There's en elephant in the room; is it a fascist elephant? Does it matter? Do we care? You will not find answers to these within, there's football to be played. I think.

Darth Di Canio is coming for your soul
Darth Di Canio is coming for your soul
Ian MacNicol

My local community is in a brand new development, a master-planned residential district of single- and double-story houses in the suburb of the suburbs next to the pastures of mooing happy cows. We call it a neighborhood, just like, presumably, the people in Thousand Oaks, CA would call it a neighborhood. They wouldn't call it a neighbourhood because that would be silly for Americans to do. And California is in America, last time I checked.

Wait, let me check again. Yep, still the good ol' US-and-A.

Jesse Rutherford's band is from Thousand Oaks, CA. It's called 'The Neighbourhood'. The extra 'u' gives it instant hipster cred. As does all the consciously monochromatic band art and the fact that they don't seem to have an entry in Wikipedia. They're my flavor of the week.

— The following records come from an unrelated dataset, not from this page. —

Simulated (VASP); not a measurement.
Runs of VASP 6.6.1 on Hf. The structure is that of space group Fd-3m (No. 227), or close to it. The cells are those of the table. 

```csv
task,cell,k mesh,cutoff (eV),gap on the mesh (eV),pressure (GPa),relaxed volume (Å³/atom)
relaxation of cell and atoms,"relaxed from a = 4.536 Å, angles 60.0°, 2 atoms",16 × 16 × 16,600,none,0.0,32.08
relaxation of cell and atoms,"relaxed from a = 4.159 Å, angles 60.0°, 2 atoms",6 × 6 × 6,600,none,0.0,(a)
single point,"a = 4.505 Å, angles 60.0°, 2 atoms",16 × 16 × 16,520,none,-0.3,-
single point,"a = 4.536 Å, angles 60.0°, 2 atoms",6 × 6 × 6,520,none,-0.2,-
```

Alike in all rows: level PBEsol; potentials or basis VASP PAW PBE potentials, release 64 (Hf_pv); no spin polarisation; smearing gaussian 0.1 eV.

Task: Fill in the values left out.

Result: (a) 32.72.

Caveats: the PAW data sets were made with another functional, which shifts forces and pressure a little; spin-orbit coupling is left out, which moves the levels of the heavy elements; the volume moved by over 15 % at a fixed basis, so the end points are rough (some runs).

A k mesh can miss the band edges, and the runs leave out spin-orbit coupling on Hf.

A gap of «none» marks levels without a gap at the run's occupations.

I've listened to their entire catalog - seven songs across two EPs - over and over and over and over, exclusively, all week. I literally did not listen to any other music - not on the radio, not in the car, not at work. Just this. Over and over and over and over. And I will continue to do so until full saturation and exhaustion. They're my Paolo Di Canio. The flavor of the week.

Or flavour, if you will.

The levels of Di Canio have reached full saturation in the football media. Only one question remains, why hasn't this been called Paolo-gate yet? Or Di-Canio-gate. Or let's-kick-fascism-out-of-football-whatever-that-may-mean-gate. Or the John-Terry-has-dropped-to-number-2-on-the-list-of-The-World's-Worst-Human-Beings-gate. Or do-we-even-care-that-Sunderland-has-some-football-yet-to-play-this-season-as-they-try-to-avoid-relegation...gate. Sadly, we'll move on before any of those catchy names stick.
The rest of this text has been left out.